In our experiments, iperf clients send packets to iperf servers which receive data packets and then return ACK packets. So, the sender's receive path processes arriving ACKs which trigger the transmission of buffered data packets.

Thus, drops and blocking can occur at the following locations in the network stack:

  • Blocking can occur at a sender's TCP socket buffers whose size is related to the senders -w iperf option and the value of /proc/sys/net/ipv4/tcp/tcp_wmem (max).
  • Dropping can occur at a sender's qdisc device queue whose size txqueuelen can be set by the ifconfig command.
  • Blocking can occur at the sending NIC's TX ring buffer which can be sized by the ethtool command.
  • Dropping can occur at the receiving NIC's RX ring buffer which can also be sized by the ethtool command.
  • Dropping can occur at the receiver's device queue whose size netdev_max_backlog can be set by the sysctl command.
  • Blocking can occur because of the size of the receiver's socket buffer space whose size is related to the receivers -w iperf option and the value of /proc/sys/net/ipv4/tcp/tcp_rmem (max).

More Information

For more information, see:

  • The Linux network source code at /mnt/kernel_source/64bit/linux-2.6.24.7/net/ mounted on the filesystem of every ONL node.
    • The main subdirectories of interest are ipv4/{tcp,tcp_output,tcp_input}.c and core/dev.c.
  • Pasi Sarolahti and Alexey Kuznetsov, "Congestion Control in Linux TCP", Proc. Usenix 2002, Monterey, California, USA, June 2002.
    • A good high-level description of Linux 2.4 TCP features (also, mostly applicable to Linux 2.6).
  • Helali Bhuiyan, Maerk McGinley, Tao Li, and Malathi Veeraraghavan, "TCP Implementation in Linux: A Brief Tutorial", University of Virginia.
    • A good high-level description of the Linux 2.6 network stack implementation.
  • http://www.linuxfoundation.org/collaborate/workgroups/networking/kernelflow, "kernel_flow", Linux Foundation and Arnout Vandercappelle
    • A detailed summary of the Linux 2.6.20 network source code
  • http://vger.kernel.org/~davem/tcp_output.html, "The Linux TCP Output Engine", Dave Miller
    • A concise description of TCP's output engine.
  • http://vger.kernel.org/~davem/skb_sk.html, "How SKB Socket Accounting Works", Dave Miller
    • Includes a description of how a user process is resumed after it runs out of socket buffers.
  • http://www.linuxjournal.com/article/1312, "Network Buffers and Memory Management", Alan Cox
    • A description of SKBs in Linux 2.4.
  • TCP Illustrated, Volume 1, The Protocols (Second Edition), Kevin R. Fall and W. Richard Stevens, Addison-Wesley, 2012
    • Section 16.5 is a detailed Linux TCP example that includes a discussion of topics relevant to our examples.

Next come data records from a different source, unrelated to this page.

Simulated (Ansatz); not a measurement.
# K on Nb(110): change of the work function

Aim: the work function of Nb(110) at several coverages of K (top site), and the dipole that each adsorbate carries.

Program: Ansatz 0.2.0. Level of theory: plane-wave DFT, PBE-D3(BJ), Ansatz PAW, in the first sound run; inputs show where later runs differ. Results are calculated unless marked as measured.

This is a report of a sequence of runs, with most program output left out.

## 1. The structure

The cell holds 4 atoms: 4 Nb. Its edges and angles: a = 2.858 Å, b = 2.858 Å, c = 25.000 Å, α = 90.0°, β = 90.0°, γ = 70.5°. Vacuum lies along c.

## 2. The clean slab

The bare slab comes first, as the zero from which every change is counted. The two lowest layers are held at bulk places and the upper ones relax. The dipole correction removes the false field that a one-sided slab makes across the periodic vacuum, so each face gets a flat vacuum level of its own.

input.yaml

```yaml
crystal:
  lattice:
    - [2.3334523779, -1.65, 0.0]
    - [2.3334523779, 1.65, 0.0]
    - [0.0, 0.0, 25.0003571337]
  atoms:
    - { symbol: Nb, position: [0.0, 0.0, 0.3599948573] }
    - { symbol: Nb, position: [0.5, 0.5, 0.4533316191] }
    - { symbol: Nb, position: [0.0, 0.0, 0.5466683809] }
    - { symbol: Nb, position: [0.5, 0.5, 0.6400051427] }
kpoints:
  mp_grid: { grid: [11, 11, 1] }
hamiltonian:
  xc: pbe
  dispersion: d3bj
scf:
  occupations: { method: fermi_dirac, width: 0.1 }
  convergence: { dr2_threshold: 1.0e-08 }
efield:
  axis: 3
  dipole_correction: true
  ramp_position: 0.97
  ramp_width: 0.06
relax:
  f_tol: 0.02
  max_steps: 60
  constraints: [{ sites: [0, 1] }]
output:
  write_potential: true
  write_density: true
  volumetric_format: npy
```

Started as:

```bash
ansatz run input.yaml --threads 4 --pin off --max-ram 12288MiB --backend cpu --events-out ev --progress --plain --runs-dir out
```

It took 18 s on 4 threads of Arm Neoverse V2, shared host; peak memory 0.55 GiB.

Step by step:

NIC TX Ring Buffer Sizing And Hardware Duplicates

This section describes how the size of the TX ring buffer effects TCP behavior as viewed by tcpdump. It explains how Hardware Duplicates (HDs) arise. The HDs arise during the slow-start phase in experiments that use a 50 msec delay (or any large delay) but can be eliminated by increasing the number of TX descriptors. It also explains some details in tcpdump output that may be confusing. For example, TCP bandwidth mysteriously decreases when there appear to be no packet drops (and no retransmissions). But in fact, the packet drops are invisible to tcpdump because they are occuring at the qdisc which is in front of the packet capture point in the kernel.

  • Default #NIC TX descriptors: 256
  • An ONL (pc1core) host can send at 1.8 Gbps, almost twice the speed of the NIC transmission rate
  • HDs (Hardware Duplicates) in tcptrace output when the NIC runs out of free TX descriptors
  • During slow-start, octets are ACKed at the speed of the bottleneck which is 960 Mbps, and packets are sent through the sender's kernel at about 1.8 Gbps.
    • So, NIC TX descriptors are consumed at a rate of about 0.84 Gbps during slow-start bursts
  • When the NIC runs out of TX descriptors, the NIC signals device congestion (NETDEV_TX_BUSY) and the packet (SKB) has to be requeued in the qdisc.
    • This requeueing shows up as Hardware Duplicates in a tcpdump file because the requeued packet appears as a duplicate transmission in the file.
    • The requeueing also slows down the goodput of the sender. This slowdown can be as much as 50%, reducing the transmission rate into the network to under 900 Mbps.
  • Once the TX ring buffer is full, SKBs back up into the qdisc.
  • When a new packet arrives to a full qdisc, it gets dropped, and TCP eventually enters Congestion Avoidance (CA).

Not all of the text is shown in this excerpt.